LAHORE – The world is going to mark the International Women Day today (Friday) with theme ‘Time to Action to End Violence against Women.’
A surge in crimes – from gender inequality to honour killing – against women has been ringing alarms in the country though champions of women’s rights raising their voice since 1975 when the UN sanctioned the day.
Politicians, both in power and in opposition, leap to send their messages on the day and the NGOs take to the streets for the same. Though legislation to protect women’s rights have been okayed into law, such crimes go unabated. Despite laws like women protection bill, acid control and crime bill, protection against harassment at workplace bill, law of inheritance and CEDAW convention, the rise in violence against women has been reported in past year.
According to police, a total of 150 incidents of acid throwing on women had been reported in 2012. “Every fifth woman faces humiliating attitude and torture of her husband, 95 per cent face domestic violence and 97 per cent get no share in their inherited properties,” police added. Average one lac women were killed in the name of honour during past few years, they held.
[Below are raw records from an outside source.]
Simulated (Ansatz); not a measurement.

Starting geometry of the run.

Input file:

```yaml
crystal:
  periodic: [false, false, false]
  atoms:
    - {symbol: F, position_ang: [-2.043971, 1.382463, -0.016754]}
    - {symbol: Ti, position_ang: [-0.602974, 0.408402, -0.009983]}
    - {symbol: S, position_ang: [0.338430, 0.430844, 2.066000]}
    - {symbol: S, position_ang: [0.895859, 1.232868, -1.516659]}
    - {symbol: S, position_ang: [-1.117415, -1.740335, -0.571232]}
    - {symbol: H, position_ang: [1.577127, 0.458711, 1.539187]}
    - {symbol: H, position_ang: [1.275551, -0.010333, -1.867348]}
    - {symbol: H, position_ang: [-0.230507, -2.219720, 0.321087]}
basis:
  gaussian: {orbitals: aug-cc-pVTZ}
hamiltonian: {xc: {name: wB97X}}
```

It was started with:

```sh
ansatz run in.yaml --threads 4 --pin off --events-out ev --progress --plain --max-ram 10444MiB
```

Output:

Political parties and social organisations arranged meetings, press conferences, seminars and held discussions to change the social status of female on Thursday. The Jamaat-e-Islami (Women Wing) announced its four point agenda for the protection of women rights at Lahore Press Club.
“Women consist almost half of the country’s population and they must be provided their rights in the light of Islamic teachings, so that they are able to play their due role in nation building,” held JI Secretary General Liaqat Baloch and the party’s women wing chief Dr Rukhsana Jabeen and Begum Samiha Raheel Qazi at the press conference.
South Asia Free Media Association (Safma) screened the famous documentary ‘Saving Face’ by Sharmeen Obaid Chinoy and later held discussions on women rights. Aurat Foundation held a meeting on the same. HomeNet Pakistan held discussion regarding the protection of the rights of home-based workers in a local hotel.
“There is no law for the protection of home-based workers rights,” said Working Women Organization Executive Director Aima Mahmood while addressing a meeting. She informed that around one million people were home-based workers in the City and 80 per cent among them were females.
“Yes nothing is changed in our society regarding women empowerment despite efforts of the civil society, media and other stakeholders. The women who are economically, socially and traditionally dependent on males and have fewer opportunities to education, employment and other facilities, become soft target of the violence,” she held.
Kashf Foundation Managing Director Roshaneh Zafar said real socio-economic change in the country could become a reality only when economic development amongst women in the country was promoted. “Grass-root level change in attitudes towards women’s economic rights becomes a key variable. Change can only be possible through the concentrated efforts of innumerable agents and stakeholders amongst varied segments of the society,” she added.
Furthermore, various political parties including the PML-N, the PPP, the PTI and others are announcing women package in their manifesto for next election today (Friday). Working Women Organization is arranging a gathering of working females in Rehmat Town besides the Punjab government’s Women Development is organising a seminar on “Women Empowerment – A Dream Turning into Reality” at Punjabi Complex Ghaddafi Stadium. “The future of Pakistan lies in the empowerment of its women. If these women are given adequate economic and social opportunities, then a significant improvement in Pakistan’s socio-economic landscape becomes inevitable,” said a Punjab University professor.
“Women should be provided conducive environment in playing their important role for establishing peace in the country.” Human Rights Commission of Pakistan (HRCP) Chairperson Zohra Yusuf said in a statement on the eve of International Women's Day. The HRCP also expressed solidarity with the women who were suffering because of growing violence and various forms of discrimination, she said. The chairperson said the rise in ghastly incidents, such as sectarian violence witnessed in the form of cowardly bomb blasts had put the women in jeopardy. The women affected by such atrocities need assistance in various aspects of their life to fully recover from the horrors caused by such incidents, she added. "Not only do the women require financial compensation to run their households, especially if the traditional male figure head has passed away due to the incident, they also require psychological rehabilitation and care in institutions specialising in the care of women traumatised in such violent acts", she viewed. The HRCP urged the govt to take concrete steps to address the women issues.